Friday, October 3, 2014

NEW YORK: Ernest Cole


Ernest Cole Photographer
September 3 – December 6, 2014

Goundbreaking work by one of South Africa’s earliest and most important anti-apartheid photographers

New York University
100 Washington Square East
New York, NY

From Grey Art Gallery press release:

New York University’s Grey Art Gallery presents Ernest Cole Photographer, comprising 125 gelatin silver prints—at once wrenching, subtle, and poetic—by one of South Africa’s first and greatest black photojournalists. Ernest Cole Photographer is the first solo museum exhibition of Cole’s photography. The rare black-and-white prints in the exhibition have been drawn from Cole’s stunning archive—now in the care of Gothenburg’s Hasselblad Foundation, which organized the show. 

Through multiple series of incendiary photographs, Cole (1940–1990) created a cogent, harrowing portrait of black life during apartheid. Yet despite their power and historic importance, the works have received little attention since 1967, when Cole’s groundbreaking book, House of Bondage, was published, with an introduction by Joseph Lelyveld. Ernest Cole Photographer presents the images along with astute captions, bearing stark witness to the wide spectrum of human experience as black people were forced to negotiate every aspect of their lives during the apartheid era.

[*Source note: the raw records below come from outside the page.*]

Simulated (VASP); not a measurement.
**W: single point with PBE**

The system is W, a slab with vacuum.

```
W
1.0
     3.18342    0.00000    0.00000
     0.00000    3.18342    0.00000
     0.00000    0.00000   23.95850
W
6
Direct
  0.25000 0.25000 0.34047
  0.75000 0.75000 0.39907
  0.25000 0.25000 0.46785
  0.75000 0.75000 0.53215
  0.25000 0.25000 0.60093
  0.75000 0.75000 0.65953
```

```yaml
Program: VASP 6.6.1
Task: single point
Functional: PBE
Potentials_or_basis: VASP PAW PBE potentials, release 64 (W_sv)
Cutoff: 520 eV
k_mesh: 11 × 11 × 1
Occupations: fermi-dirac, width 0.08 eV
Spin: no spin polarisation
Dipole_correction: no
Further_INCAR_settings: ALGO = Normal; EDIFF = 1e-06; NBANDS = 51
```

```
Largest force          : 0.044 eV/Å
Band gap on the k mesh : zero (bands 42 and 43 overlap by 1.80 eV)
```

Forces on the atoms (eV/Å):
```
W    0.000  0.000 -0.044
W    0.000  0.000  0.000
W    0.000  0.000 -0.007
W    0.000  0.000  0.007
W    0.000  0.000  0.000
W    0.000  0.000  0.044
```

Grey Art Gallery Director Lynn Gumpert notes, “Ernest Cole not only documented life in South Africa but also pushed for radical change. Through his trenchant critiques of institutionalized segregation and his celebrations of human resilience, Cole challenged the status quo, and his work continues to speak incisively to contemporary issues of inequity and poverty, in the United States and the world over. By exposing the evils of apartheid in images captured at the front lines, the exhibition constitutes both a body of evidence and a moral reckoning.”

Exhibition catalogue:
Ernest Cole Photographer is accompanied by a fully illustrated 264-page catalogue with tritone images and three essays exploring Cole’s life and work. In “Ernest Cole in the House of Bondage,” Cole’s friend, fellow photographer, and studio mate Struan Robertson locates Cole’s life in the context of apartheid, detailing his artistic drive and intelligence amid extremely difficult life circumstances; in “A Slight Small Youngster with an Enormous Rosary: Ernest Cole’s Documentation of Apartheid,” South African journalist and art critic Ivor Powell explores Cole’s biography and artistic achievements; and in “Notes on the Life of Ernest Cole (1940–1990),” Gunilla Knape traces Cole’s trajectory from his boyhood through his professional triumphs and struggles. Published by Steidl and the Hasselblad Foundation, the catalogue also includes technical notes on Cole’s archive and a selected bibliography. The catalogue is available through the Grey Art Gallery for $55.00.



Read full press release here.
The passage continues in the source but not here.